All too often, wearable fitness trackers (like the Jawbone Up and Fitbit Zip) are worn by people who don’t really need them—people who are already fit and are looking for a device to help take them to the next level. It’s hard to say exactly why fitness trackers haven’t taken off in the mainstream, but it might have something to do with the fact that most of these devices aren’t particularly attractive, especially for people who don’t want to sport a chunky wristband or a very obvious digital display. The fact that many devices need to be recharged frequently probably accelerates user disinterest.
In this context, the Misfit Shine looks like the future of wearable sensors for the mainstream. The quarter-sized metal device has no digital readout. It’s attractive enough that you might want to show it off (options include a magnetic clasp and a leather band). And its coin cell battery lasts up to six months before users need to hunt down a replacement.

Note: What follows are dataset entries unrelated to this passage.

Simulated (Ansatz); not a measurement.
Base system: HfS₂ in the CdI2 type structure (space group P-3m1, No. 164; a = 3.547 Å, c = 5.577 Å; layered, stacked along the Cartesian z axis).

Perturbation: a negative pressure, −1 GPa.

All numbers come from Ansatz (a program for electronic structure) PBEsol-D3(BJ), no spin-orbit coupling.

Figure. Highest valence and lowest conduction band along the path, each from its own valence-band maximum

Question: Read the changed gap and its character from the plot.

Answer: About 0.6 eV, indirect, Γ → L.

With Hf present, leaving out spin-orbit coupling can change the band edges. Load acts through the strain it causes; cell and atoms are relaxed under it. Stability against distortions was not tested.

Misfit Wearables founder Sonny Vu first showed me a prototype of the crowd-funded Shine last November (Misfit has also raised over $8 million in venture capital). While I was impressed then, I can now say after testing out the Shine for a few days that it’s something I might actually wear—with a few caveats.
The tri-axis accelerometer-equipped device is easy for even the techno-phobic to use: download the iPhone-only app and set your fitness goals (I chose "Kinda Active," which involves walking one hour, running 20 minutes, or swimming 15 minutes, to start) and simply place the Shine on the phone screen to sync it.
Once the device is synced, it will show you throughout the day how close you are to reaching your goal via tiny LED lights placed in a ring around the Shine—the closer you get to the goal, the more dots light up. Double tap the device to see your progress and triple tap to tag activities like swimming, cycling, and sleep. Activities have to be switched out in the Shine app, which displays detailed information about steps taken, calories burned, and miles traversed.
I tested the Shine with the magnetic clasp, sticking the magnetic end on the outside of my pants pocket to ensure that it didn’t fall out. For the most part, this worked well—but on a few occasions, the magnetism presented a problem. While taking clothes out of the laundry machine, for example, I noticed that the Shine had flown out of my pocket and attached itself to the machine. I didn’t feel a thing. This was mostly my fault for wearing the magnet on the outside of my clothing, but is still something to watch out for.
I also had a few issues with the device and app. The ring of lights is difficult to see in direct sunlight, and the finger tapping is difficult to nail down—even after days of using the Shine, the double tapping still only seemed to work about 75% of the time. I didn’t have trouble with the activity tagging in the app, but it would be easy after extended use to forget to change tags and end up with, say, an afternoon filled with swimming (yes, you can wear the Shine while swimming) when you were actually running.
Once Misfit works out the kinks, there’s no reason why the Shine can’t compete with the most popular fitness trackers—and maybe even tap into the ever-elusive mainstream market. The $100 device will certainly have the chance: the Shine goes on sale in Apple stores this week.